RIYADH, Saudi Arab — Saudi King Abdullah has overturned a court ruling sentencing a Saudi woman to be lashed 10 times for defying the kingdom's ban on female drivers, a government official said Wednesday.
The official declined to elaborate on the monarch's decision, and spoke on condition of anonymity because he was not authorized to brief the media.
A Saudi court on Tuesday found Shaima Jastaina guilty of violating the driving ban, and sentenced her to 10 lashes. The verdict took Saudi women by surprise, coming just a day after King Abdullah promised to protect women's rights and decreed that women would be allowed to participate in municipal elections in 2015. Abdullah also promised to appoint women to a currently all-male advisory body known as the Shura Council.
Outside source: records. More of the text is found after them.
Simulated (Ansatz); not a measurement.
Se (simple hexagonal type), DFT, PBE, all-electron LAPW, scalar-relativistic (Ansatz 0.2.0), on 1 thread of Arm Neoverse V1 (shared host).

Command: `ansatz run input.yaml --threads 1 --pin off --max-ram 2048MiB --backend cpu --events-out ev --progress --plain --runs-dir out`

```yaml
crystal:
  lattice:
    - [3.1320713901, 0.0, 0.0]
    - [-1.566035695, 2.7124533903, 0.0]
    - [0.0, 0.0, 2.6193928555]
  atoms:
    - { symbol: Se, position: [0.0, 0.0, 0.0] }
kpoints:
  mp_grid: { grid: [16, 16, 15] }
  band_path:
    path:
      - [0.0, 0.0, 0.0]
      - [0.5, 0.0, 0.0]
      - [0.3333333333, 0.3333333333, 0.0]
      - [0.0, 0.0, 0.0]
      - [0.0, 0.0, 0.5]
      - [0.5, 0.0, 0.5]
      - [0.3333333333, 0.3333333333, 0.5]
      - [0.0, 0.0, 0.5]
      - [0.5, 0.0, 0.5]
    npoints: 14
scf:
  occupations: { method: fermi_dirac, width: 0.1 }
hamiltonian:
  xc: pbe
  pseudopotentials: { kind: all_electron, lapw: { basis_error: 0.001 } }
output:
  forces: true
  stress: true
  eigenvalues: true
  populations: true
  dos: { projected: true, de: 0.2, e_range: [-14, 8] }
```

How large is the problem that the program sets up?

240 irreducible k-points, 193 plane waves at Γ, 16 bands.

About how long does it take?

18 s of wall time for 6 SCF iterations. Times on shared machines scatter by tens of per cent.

The harsh sentence marked the first time a legal punishment had been handed down since female activists began their campaign in June to break the taboo in this ultraconservative Muslim nation.
There are no written laws that restrict women from driving. Rather, the ban is rooted in conservative traditions and religious views that hold giving freedom of movement to women would make them vulnerable to sins.
Normally, police just stop female drivers, question them and let them go after they sign a pledge not to drive again. But dozens of women have continued to take to the roads since June in a campaign to break the taboo.
Saudi Arabia is the only country in the world that bans women – both Saudi and foreign – from driving. The prohibition forces families to hire live-in drivers, and those who cannot afford the $300 to $400 a month for a driver must rely on male relatives to drive them to work, school, shopping or the doctor.